Not to mention no tenant while work is being done.
I’m considering buying a mobile home as a stop-gap until prices correct. If I do, I’m sure I’ll be viewed as a failure, by my wife, and those I know.
As some people may remember here I did that for a while back in Colorado. Worked out well there. But here in San Jose the lot rent is around $1500/mo which kind of defeats the purpose when trying to live cheaply.
“I’ll be viewed as a failure…”
Failure to buy what you cannot afford just to impress? It is the crowd of debt slaves who are the real failures. Don’t drown with the crowd.
Sounds like your landlord is cash flow negative.
Whatever you do, pack up your stuff so you can move at a moment’s notice. Then if you have to, you can rent for 6 months or so while you find other housing options. Failure? Yeah sure. Just print a “failure” T-shirt and laugh it off.
San Francisco, CA Rental Rates Crater 7% YOY
https://www.zillow.com/mission-san-francisco-ca/home-values/
https://www.bisnow.com/national/news/multifamily/west-coast-new-condo-prices-up-since-last-summer-79792
Lack of significant new condo inventory is pushing pricing up in several West Coast markets. At the end of August, there were 1,587 new condos on the market across San Francisco, Los Angeles, San Diego and Seattle.
Los Angeles, Seattle and San Diego each have only two major condo developments selling new product, which will continue to provide an anemic condo supply in these markets and drive up pricing in the downtown cores. San Francisco’s condo market has the most units available, and was the only city to report a pricing decline during the summer compared to 2016, according to data from The Mark Co.
Denver, CO Rental Rates Crater 8% YOY
https://www.zillow.com/denver-co-80202/home-values/
the second u start to believe in this stock market rally wall street will fleece u.They wont lose money. They need to hand this sh@t off to someone.
I’m just about to throw in the towel on my pessimism and go all in to stocks.
Am I too late to get in on the act?
that is your best move right now. thank me later!
Don’t do it, Prof. Your students need a moral compass and an IQ over 100.
It’s not that I don’t enjoy being a crotchety old man, but these kids coming out of the blocks sure seem to have it stacked against them even if they are trying to do the right things.

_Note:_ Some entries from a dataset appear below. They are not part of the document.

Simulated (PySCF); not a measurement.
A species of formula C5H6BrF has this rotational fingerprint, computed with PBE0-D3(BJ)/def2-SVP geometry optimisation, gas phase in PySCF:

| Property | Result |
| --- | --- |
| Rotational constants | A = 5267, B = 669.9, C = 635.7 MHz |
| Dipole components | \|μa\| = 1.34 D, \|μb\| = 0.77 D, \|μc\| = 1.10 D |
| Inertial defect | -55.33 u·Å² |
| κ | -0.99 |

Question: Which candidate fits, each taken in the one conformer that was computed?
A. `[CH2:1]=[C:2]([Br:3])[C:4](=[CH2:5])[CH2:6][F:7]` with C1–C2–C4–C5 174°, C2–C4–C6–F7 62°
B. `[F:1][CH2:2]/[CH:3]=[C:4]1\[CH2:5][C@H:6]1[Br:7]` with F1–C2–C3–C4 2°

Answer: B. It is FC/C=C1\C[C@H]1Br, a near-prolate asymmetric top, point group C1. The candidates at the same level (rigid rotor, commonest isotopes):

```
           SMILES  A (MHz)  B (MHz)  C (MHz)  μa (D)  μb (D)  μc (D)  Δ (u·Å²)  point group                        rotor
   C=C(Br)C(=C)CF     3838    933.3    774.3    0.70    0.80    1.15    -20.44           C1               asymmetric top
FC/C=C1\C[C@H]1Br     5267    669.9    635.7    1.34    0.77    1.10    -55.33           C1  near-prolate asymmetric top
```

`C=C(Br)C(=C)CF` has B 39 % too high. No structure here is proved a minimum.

Apartment List National Rent Report
By Andrew Woo and Chris Salviati
OCTOBER 01, 2017
Check out our rent reports for the following cities:
https://www.apartmentlist.com/rentonomics/national-rent-data/
Which American Cities Will File Bankruptcy Next?
by Tyler Durden
Oct 5, 2017 5:50 PM
We harp on the massive, unsustainable, yet largely unnoticed, debt burdens of American cities, counties and states fairly regularly because, well, it’s a frightening issue if you spend just a little time to understand the math and ultimate consequences. Here is some of our recent posts on the topic:
America’s Pension Bomb: Illinois Is Just the Start
Stanford Says Soaring Public Pension Costs Devastating Budgets For Education And Social Services
Pension Consultant Offers Dire Outlook For Kentucky: Freeze Pension And Slash Benefits Or Else
Luckily, for those looking to escape the trauma of being taxed into oblivion by their failing cities/counties/states, JP Morgan has provided a comprehensive guide on which municipalities haven’t the slightest hope of surviving their multi-decade debt binge and lavish public pension awards.
If you live in any of the ‘red’ cities below, it just might be time to start looking for another home…
Comments
Muddy1 Raffie Oct 5, 2017 6:20 PM
Overlay this map with states that voted for Democrats in the national, state, and local elections, and where union embership is big and see the parallel.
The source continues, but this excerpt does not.